America’s Muslim allies would love to see Iran bombed. Saudi Arabians fear nuclear Iran not because it would attack Saudis – Iran has never attacked anyone in the modern history – but because its growing stature would stir up Saudi Shia population which dwells in the oil field region. Saudi Sunni Wahhabites stole oil from its Shia citizens, and might be forced to give back the horde if Iran goes nuclear. Is it good or bad news for international oil interests? Probably good, because Saudi oil production is state-owned and foreign corporations there receive moderate service contracts but not the windfall concessions. If, under Iranian influence, Saudi Shia pockets become semi-independent, they would grant concessions to international oil corporations to make foreign governments accede to their autonomy. This is similar to Kurdistan. Instability in the Middle East generally and particularly in Saudi Arabia would send oil prices through the roof, contributing handsomely to corporate profits. Therefore US oil corporations prefer the nuclear Iran, even war.

Israeli-American operation against nuclear Iran will close it to Western oil corporations and, accordingly, secure oil concessions for Russians. Their rhetoric at the UN aside, the Putin-Medvedev duo would love to see Iran bombed. Besides the inbuilt Russian trait of enjoying others’ troubles, destruction of Iranian nuclear reactor and enrichment facilities would check Persian influence in China, Azerbaijan and generally in Central Asia, Russia’s soft underbelly. An American attack on Iran would secure that country as a Russian client for decades. Nuclear Iran would reshuffle the power balance in the American-controlled Middle East, and Russia enjoys Iran going nuclear, but devastation of Iran’s nuclear program benefits Russian policy still more.
Egypt, an American client and recipient of huge aid which allowed it to build modern army, is not overly wary of the nuclear Iran. El Baradei, a Egyptian Foreign Ministry official who became IAEA chief, shares inside information on Iran’s nuclear development with Mubarak. Egypt feels no military threat from Iran. Nuclear Iran would rival Egypt in regional politics, and the Egyptians mildly prefer to have Iran bombed.
For Israel’s ruling Kadima party, attacking Iran is the best electoral propaganda. Bush Administration sees an attack on Iran as a way of locking the next president into maintaining large American military presence nearby, in Iraq. The attack might not produce a long-term spike in oil prices, and may indeed lower them from the current inflated level by poking the bubble of bad expectations. Once the bombing campaign is over, gasoline prices may drop, sending American voters into a state of bliss.

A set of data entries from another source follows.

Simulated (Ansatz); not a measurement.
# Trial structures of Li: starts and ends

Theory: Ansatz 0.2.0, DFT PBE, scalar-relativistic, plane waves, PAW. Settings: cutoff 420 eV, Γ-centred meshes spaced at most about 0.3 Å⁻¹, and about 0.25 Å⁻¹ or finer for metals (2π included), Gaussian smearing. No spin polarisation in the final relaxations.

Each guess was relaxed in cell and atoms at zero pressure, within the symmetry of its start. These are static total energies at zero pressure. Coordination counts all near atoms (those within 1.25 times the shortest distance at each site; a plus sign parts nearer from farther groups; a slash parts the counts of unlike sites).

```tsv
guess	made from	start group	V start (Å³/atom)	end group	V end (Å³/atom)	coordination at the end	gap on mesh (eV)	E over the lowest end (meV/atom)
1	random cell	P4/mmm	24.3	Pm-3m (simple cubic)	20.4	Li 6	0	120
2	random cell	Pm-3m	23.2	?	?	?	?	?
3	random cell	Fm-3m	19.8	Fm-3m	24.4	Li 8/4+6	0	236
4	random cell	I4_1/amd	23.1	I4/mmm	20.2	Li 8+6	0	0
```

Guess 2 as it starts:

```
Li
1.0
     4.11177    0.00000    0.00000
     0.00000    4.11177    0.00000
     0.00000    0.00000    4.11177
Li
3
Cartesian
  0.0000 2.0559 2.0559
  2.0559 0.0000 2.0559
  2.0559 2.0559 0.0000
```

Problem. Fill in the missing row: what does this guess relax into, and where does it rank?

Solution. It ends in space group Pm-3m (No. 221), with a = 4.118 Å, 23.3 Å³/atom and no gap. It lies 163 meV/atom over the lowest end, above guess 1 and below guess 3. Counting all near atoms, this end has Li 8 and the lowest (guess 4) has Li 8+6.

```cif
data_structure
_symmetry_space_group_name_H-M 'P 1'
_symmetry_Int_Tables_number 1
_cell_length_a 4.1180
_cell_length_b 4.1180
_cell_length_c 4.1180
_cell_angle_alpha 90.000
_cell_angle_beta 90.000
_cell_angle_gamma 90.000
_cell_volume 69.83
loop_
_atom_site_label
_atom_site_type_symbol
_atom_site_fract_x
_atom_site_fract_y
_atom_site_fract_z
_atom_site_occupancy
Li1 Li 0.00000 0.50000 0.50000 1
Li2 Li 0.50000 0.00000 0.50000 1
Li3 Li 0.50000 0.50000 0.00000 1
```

Iranian nuclear threat pales compared to that of Pakistan, an extremely unstable entity with rabidly Islamist voters and demagogue Islamist parties. For Israel and America, Iran is not so much a military as a political problem: Pakistan developed its nukes clandestinely while Iran defies everyone’s authority. Unable to deal with Pakistan, North Korea, or even the Palestinians, Israelis demand doing something against Iran. On the issue of Iran, it is oil interests versus populist politics.